Processing Flashcards
You are going to be working with objects arriving in S3. Once they arrive you want to use AWS Lambda as a part of an AWS Data Pipeline to process and transform the data. How can you easily configure Lambda to know the data has arrived in a bucket?
Configure S3 bucket notifications to Lambda (Lambda functions are generally invoked by some sort of trigger. S3 has the ability to trigger a Lambda function whenever a new object appears in a bucket.)
You are going to analyze the data coming in an Amazon Kinesis stream. You are going to use Lambda to process these records. What is a prerequisite when it comes to defining Lambda to access Kinesis stream records ?
The Kinesis stream should be in the same account (Lambda must be in the same account as the service triggering it, in addition to having an IAM policy granting it access.)
How can you make sure your Lambda functions have access to the other resources you are using in your big data architecture like S3, Redshift, etc.?

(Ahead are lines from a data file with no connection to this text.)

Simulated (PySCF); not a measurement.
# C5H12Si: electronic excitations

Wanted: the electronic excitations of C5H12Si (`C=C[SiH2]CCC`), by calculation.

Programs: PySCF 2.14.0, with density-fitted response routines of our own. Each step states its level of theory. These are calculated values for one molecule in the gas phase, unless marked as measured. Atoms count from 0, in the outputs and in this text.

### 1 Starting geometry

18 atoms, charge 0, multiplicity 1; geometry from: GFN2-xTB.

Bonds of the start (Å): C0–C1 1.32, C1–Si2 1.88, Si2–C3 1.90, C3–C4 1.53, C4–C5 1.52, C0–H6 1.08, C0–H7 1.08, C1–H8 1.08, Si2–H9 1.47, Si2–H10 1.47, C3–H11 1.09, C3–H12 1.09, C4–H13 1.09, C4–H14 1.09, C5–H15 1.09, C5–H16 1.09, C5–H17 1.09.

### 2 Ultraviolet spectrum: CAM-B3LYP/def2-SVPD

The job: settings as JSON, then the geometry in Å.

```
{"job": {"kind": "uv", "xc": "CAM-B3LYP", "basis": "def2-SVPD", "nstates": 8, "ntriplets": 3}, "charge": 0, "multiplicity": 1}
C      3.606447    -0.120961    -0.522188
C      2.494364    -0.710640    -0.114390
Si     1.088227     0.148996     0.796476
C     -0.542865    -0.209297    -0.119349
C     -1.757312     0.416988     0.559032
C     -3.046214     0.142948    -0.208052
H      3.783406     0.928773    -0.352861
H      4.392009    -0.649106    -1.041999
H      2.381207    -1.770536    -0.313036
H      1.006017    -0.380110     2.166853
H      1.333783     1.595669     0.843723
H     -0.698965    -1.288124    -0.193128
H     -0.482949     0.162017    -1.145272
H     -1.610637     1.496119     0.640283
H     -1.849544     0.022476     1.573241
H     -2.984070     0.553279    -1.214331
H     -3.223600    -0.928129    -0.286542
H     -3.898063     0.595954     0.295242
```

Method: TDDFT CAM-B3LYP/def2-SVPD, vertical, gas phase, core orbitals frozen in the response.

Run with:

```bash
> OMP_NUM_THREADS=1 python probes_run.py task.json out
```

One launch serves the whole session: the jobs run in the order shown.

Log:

Using proper IAM roles (IAM roles define the access a Lambda function has to the services it communicates with.)
You are creating a Lambda - Kinesis stream environment in which Lambda is to check for the records in the stream and do some processing in its Lambda function. How does Lambda know there has been changes / updates to the Kinesis stream ?
Lambda polls Kinesis streams (Although you think of a trigger as “pushing” events, Lambda actually polls your Kinesis streams for new activity.)
When using an Amazon Redshift database loader, how does Lambda keep track of files arriving in S3 to be processed and sent to Redshift ?
In a DynamoDB table
You want to load data from a MySQL server installed in an EC2 t2.micro instance to be processed by AWS Glue. What applies the best here?
Instance should be in your VPC (Although we didn’t really discuss access controls, you could arrive at this answer through process of elimination. You’ll find yourself doing that on the exam a lot. This isn’t really a Glue specific question; it’s more about how to connect an AWS service such as Glue to EC2.)
What is the simplest way to make sure the metadata under Glue Data Catalog is always up-to-date and in-sync with the underlying data without your intervention each time?
Schedule crawlers to run periodically (Crawlers may be easily scheduled to run periodically while defining them.)
Which programming languages can be used to write ETL code for AWS Glue?
Python and Scala (Glue ETL runs on Apache Spark under the hood, and these happen to be the primary languages used for Spark development.)
Can you run existing ETL jobs with AWS Glue?
Yes (You can run your existing Scala or Python code on AWS Glue. Simply upload the code to Amazon S3 and create one or more jobs that use that code. You can reuse the same code across multiple jobs by pointing them to the same code location on Amazon S3.)
How can you be notified of the execution of AWS Glue jobs?
Using Cloudwatch + SNS
Of the following tools with Amazon EMR, which one is used for querying multiple data stores at once?
- Presto
- Hue
- Ganglia
- Ambari
Presto
Which one of the following statements is NOT TRUE regarding EMR Notebooks?
- EMR Notebook is stopped if is idle for an extended time
- EMR Notebooks currently do not integrate with repositories for version control
- EMR Notebooks can be opened without logging into the AWS Management Console
- You cannot attach your notebook to a Kerberos enabled EMR cluster
EMR Notebooks can be opened without logging into the AWS Management Console
How can you get a history of all EMR API calls made on your account for security or compliance auditing?
Using AWS CloudTrail
When you delete your EMR cluster, what happens to the EBS volumes?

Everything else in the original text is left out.